Friday, September 01, 2017

Observing Huddles



One of our youngest children really wanted my attention. He said, "Over there," pointing. I thought he was trying to show me something, but there was nothing of note in that vicinity, not even any kids, so I asked, "What are you showing me?"


With that he began to walk, still pointing, stopping after a few steps, looking over his shoulder to let me know I was to follow. We made our way down to the bottom of the play yard where he pointed at the base a parent made us many, many years ago to hold the umbrella we put over the workbench on especially rainy days.


I said, "That's for holding the big umbrella," but when he pointed inside the stand I realized what he was getting at without even looking into the hole. Whenever we use the stand we adults have to first empty the tube of all the bits and baubles that children, as they play, have dropped in there. In this case there were several florist marble "jewels" that he wanted.


I said, "You want those out of there," to which he nodded vigorously, before attempting, and failing, to reach his hand in after them.

Another child happened upon our scene, "What are you doing?"

I said, "He's trying to get some jewels out of that tube."


She dropped to her knees. Being older and naturally inclined toward taking the lead, she peered into the hole, then after trying to squeeze her hand into the small space, said, "We need a stick."

Another boy who had been drawn to the action, scavenged one up for her. It was a short, thin, brittle thing that immediately broke off in the hole. But no worries because by now there were four kids huddled about the umbrella base, all with sticks in hand, prodding at the hole.
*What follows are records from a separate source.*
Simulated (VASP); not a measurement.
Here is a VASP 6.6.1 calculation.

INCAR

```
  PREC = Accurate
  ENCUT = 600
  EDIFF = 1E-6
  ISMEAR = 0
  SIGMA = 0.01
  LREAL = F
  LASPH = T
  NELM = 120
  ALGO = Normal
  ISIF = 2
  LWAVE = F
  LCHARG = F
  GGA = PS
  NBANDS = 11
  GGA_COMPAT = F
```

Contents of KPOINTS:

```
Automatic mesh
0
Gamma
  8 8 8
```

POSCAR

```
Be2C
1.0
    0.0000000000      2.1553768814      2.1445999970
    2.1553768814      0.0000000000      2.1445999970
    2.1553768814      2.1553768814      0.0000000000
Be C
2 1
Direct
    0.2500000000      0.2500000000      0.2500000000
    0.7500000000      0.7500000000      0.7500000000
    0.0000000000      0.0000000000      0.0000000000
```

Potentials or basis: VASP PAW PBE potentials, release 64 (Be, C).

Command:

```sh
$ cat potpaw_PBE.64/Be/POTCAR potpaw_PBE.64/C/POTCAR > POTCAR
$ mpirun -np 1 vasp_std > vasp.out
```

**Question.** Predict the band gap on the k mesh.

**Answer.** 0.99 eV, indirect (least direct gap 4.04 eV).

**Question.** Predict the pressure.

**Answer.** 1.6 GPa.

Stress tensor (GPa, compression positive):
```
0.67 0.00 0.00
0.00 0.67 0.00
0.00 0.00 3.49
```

Yesterday, I wrote about a pair of girls huddled together over their mud puddle. In that case, I'd already been more or less quietly sitting against a tree when they began to play together nearby, so was in a position to eavesdrop without disturbing their play. Most of the time, I spy the huddles from across the way, children with their heads together over something: an insect, a collection of rocks, a broken toy they are trying to repair, a story they are telling together. And most of the time, in my approach, I ruin it. For instance, one of them, upon noticing me, will call out, "Teacher Tom! Look what we're doing!" Or maybe my presence will attract extra kids to the huddle, wrecking the delicate balance of the original huddlers. There's usually a limit to how big a huddle can get -- I'd say five or six -- before it is not longer an intimate place in which to share, discuss, and grow a little knowledge from the soil of one another.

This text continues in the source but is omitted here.